Challenging believers in Jesus to think and act based on Bible truth.

On My Mind #40: Parents: Is Fear a Part of How Your Child Views You?

Parenting, yes parenting. I hesitate even to write about parenting because I feel so inadequate. Guess what, we all do. So let’s get over that. Before I make my main point, let me be sure to say what is NOT happening here:

–I am NOT saying my kids are perfect (sheesh, have you met them?)
–I am NOT saying I know everything there is to know. In fact, I learn actively from articles about parenting and parenting blogs. I like to have lots of conversations with parents because it’s as much a craft as it is an exact science.
–I am NOT giving you specific instructions for how to raise your child. Even the Bible does not give specific instructions in handling certain difficult situations that arise, so I will hesitate to speak with authority.
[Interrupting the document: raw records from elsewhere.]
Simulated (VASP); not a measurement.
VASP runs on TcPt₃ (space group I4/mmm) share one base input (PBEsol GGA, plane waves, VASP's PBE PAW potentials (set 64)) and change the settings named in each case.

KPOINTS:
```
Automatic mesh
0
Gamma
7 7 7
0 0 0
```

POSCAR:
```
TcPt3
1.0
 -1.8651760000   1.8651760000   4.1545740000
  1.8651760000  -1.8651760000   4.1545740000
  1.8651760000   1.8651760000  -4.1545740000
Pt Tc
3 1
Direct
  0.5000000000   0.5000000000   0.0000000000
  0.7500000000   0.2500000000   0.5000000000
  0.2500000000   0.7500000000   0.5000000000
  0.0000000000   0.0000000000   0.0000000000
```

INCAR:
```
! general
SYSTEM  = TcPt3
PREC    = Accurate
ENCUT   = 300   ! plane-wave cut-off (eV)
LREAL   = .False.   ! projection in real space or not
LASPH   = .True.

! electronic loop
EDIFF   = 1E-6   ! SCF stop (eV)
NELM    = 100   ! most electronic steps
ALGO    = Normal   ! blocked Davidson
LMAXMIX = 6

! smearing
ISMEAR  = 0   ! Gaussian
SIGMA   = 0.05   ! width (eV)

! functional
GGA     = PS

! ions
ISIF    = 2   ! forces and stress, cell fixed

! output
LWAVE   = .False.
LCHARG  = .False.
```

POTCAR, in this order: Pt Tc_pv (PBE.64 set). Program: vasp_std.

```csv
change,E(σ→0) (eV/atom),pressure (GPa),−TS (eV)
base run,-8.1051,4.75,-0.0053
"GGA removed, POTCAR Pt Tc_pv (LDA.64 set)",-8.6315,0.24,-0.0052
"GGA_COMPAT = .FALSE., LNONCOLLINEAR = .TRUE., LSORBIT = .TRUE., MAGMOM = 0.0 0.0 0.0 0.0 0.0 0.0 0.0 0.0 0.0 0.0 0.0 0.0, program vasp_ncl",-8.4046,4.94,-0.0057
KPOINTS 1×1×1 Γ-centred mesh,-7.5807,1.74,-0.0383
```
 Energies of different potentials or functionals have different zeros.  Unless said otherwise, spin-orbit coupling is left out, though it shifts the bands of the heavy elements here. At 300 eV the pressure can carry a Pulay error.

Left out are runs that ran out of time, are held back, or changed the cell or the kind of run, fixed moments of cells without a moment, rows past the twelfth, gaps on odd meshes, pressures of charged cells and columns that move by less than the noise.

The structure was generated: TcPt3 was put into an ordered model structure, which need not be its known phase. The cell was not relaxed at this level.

My point? FEAR should be a PART of how your child views you. Why am I saying this? Here are three things I’d like to give you that I hope challenge your thinking.

1. Fear should be a part of how we approach God, so fear should be a part of how we parent.

God strikes fear in me. It’s true. He despises sin and the Bible says He will judge it in terrifying ways. This concept is something I take seriously as I consider my sin, how I lead as a church leader, and how I challenge others to flee their sins. If God was all grace all the time, there would be no reason to fear Him because we’d think He’s just a nice God. He is an incredibly loving God and I worship Him for that. But I also worship Him because He’s done something to save me from His terrible wrath. Both must be present in the equation. This is the theological part that sets up a couple practical parts related to parenting.

2. I want my children to fear me in a healthy sense that there will be consequences for their behaviors.

Just like someone who believes God is all nice all the time, a child who thinks their parents are all nice all the time will eventually abuse it. Parents should not be concerned with hurting their child’s feelings or damaging their self esteem by setting firm boundaries, saying no, refusing to engage in arguments, and occasionally asserting authority through stern warning and physical punishment. NONE of these things (done with love and grace and without a twinge of abuse and anger) will damage your child. That said, if this is the ONLY way your child is relating to you, then it will damage them. Fear must be a PART of how your child views you.

Maybe an example will help. Tired of the whining child? Get in their face once in a while and let them know it’s a completely unacceptable way to communicate. Do so in a very stern voice and grab them firmly or pick them up if they are smaller. At the same time tell them you will be glad to communicate with them when their tone changes and there will be clear consequences if they fail to stop communicating that way. Here they are not getting only a rebuke. You are loving them and showing them you’ll be glad to engage them when they’re ready to do so in a proper manner. The examples could go on and on, but I hope this gets you thinking.

3. Yes, this means I don’t hesitate to let my children know when I’m downright angry with them.

The other day our son decided that hitting his sister would be a great way to get her to leave his room. (You can refer to the part above where I mention my kids aren’t perfect). Pretty much a stupid decision and he knew it. I made sure he understood how angry it made us that he would resort to hitting and that hitting in any case, especially a girl, is not something we find acceptable. In addition to letting him know we were angry (which he probably knew), we will be working with him to find healthy ways to handle it when he gets angry. The anger (from us as parents) is present, but it’s not the entire equation.

In sum, please value that having your children fear you is a part of helping your children see God and understand who He is. Don’t take this as a license to go off. And don’t discipline (especially spanking) out of anger. Just don’t be afraid to be firm. Show grace with it. You may have to follow up with consequences repeatedly and that can be tiring, but I believe it is worth it as kids (in general) will warm well to the structure you are providing.

Comments

  1. Oh my – did I need to read this tonight. Good thoughts and suggestions. Obviously, you know the stage my boys are in and sometimes I feel like all I am is stern with them. But, I am very cautious to make sure that the love and grace are always hand in hand with it. After an exhausting night, this was encouraging. Hope others are encouraged too!